Not quite a safe haven, but calmer waters in WA

Wednesday, 15 October, 2008 - 22:00

INVESTMENT banker Aaron Constantine said he laughed with a colleague when he saw two boats moored out at Marjorie Bay on Rottnest Island last week.

"That's the place to hide from all this," joked the Patersons corporate finance chief.

Even in normal times Rottnest is about as far removed from New York as you could find, and not just in the geographical sense.

Last week, the quiet retreat was even more so as the financial storm lashed world financial centres and dragged national governments to make previously unthinkable market interventions.

Popular among Perth's executive class for the October school holidays, the island's temporary population remained as calm as ever, despite the panic and calamity taking place across the globe.

Perth might be less than an hour's journey away by fast private boat, even less if you have your helicopter handy, but the events of last week did not create a mad exodus of investment bankers or corporate lawyers.

Perhaps it's the place or, maybe, the sense of sanctuary is catching.

Western Australia remains the most robust state in one of the most economically sound countries on the planet.

The realists on the island understood that things would be different when they went back to work on Monday, but whatever is going to happen in this state is expected to play itself out more slowly and more gently than almost anywhere else.

Mr Constantine reckons now is the time to make sure your "business is neat and tidy", with costs aligned with revenue and "realise that it's a different world".

His view was calm and detached, reflecting the mood WA Business News encountered across the board.

"We have not got the black plague running through the population," Mr Constantine said.

At this corporate level, the expectation is that a lot of the deals and financing activity will dry up for the next few months as investors and financiers reassess a situation that was becoming tight before early October.

Already described as a drawn-out crash, equity and debt markets have been tightening for almost a year, and high-profile banks collapsing or teetering on edge for most of the calendar year.

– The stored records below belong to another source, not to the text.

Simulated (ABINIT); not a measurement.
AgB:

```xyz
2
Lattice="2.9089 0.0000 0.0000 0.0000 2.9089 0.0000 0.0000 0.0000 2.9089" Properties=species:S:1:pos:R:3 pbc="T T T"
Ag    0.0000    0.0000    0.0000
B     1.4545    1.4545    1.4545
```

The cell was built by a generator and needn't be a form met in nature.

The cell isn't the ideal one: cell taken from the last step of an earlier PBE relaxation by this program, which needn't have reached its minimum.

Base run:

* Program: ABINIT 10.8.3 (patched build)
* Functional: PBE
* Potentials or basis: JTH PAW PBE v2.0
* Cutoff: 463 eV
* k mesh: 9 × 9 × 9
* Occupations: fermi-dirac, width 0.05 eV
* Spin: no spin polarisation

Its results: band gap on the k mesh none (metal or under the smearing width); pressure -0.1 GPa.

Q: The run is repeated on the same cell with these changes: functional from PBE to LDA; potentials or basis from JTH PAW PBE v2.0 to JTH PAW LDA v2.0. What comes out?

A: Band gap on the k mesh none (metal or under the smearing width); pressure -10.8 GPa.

WA has had its domestic issues, but after years of bingeing on high commodity prices, the victims have been few and far between at this stage.

China was seen as the bulwark, its huge demand for minerals and energy insulating our resources-led economy from the difficulties caused by Californian property markets and Icelandic savings schemes.

But the stronger-for-longer viewpoint won't totally insulate us from events cascading around the globe. Commodity prices have slumped in most categories and China's growth is expected to be around 7 per cent, well below the levels that have fuelled WA's own heady economy.

While many commodity prices remain at historically high levels, there will be projects where the economics simply no longer stack up, at least to their financiers.

One developer to recently get a major backer, Grange Resources Ltd, shows that there are ways around the uncertainty.

Grange Resources is to merge with the Australian assets of private Chinese steelmaker Shagang, which wants to fund the development of its Albany project to supply feedstock for its mills.

CEO Russell Clarke said his local investors had been very jittery over the company's share price plunge when the markets dived, but reckons the Chinese remain rock solid, despite the volatility and a protracted foreign investment review process.

But the news isn't all good, and even a potential safe haven like WA is expected to have its fallout.

The slow motion global drama is going to play itself out here eventually, most likely over the next year or so as businesses leveraged to high growth, perhaps with bad management hidden by high prices, find access to cheap finance has been well and truly cut.

One area of concern is the mining services sector, which has undergone rampant growth on the back of lucrative contracts - leaving financially stretched or thinly managed players vulnerable if the market comes off.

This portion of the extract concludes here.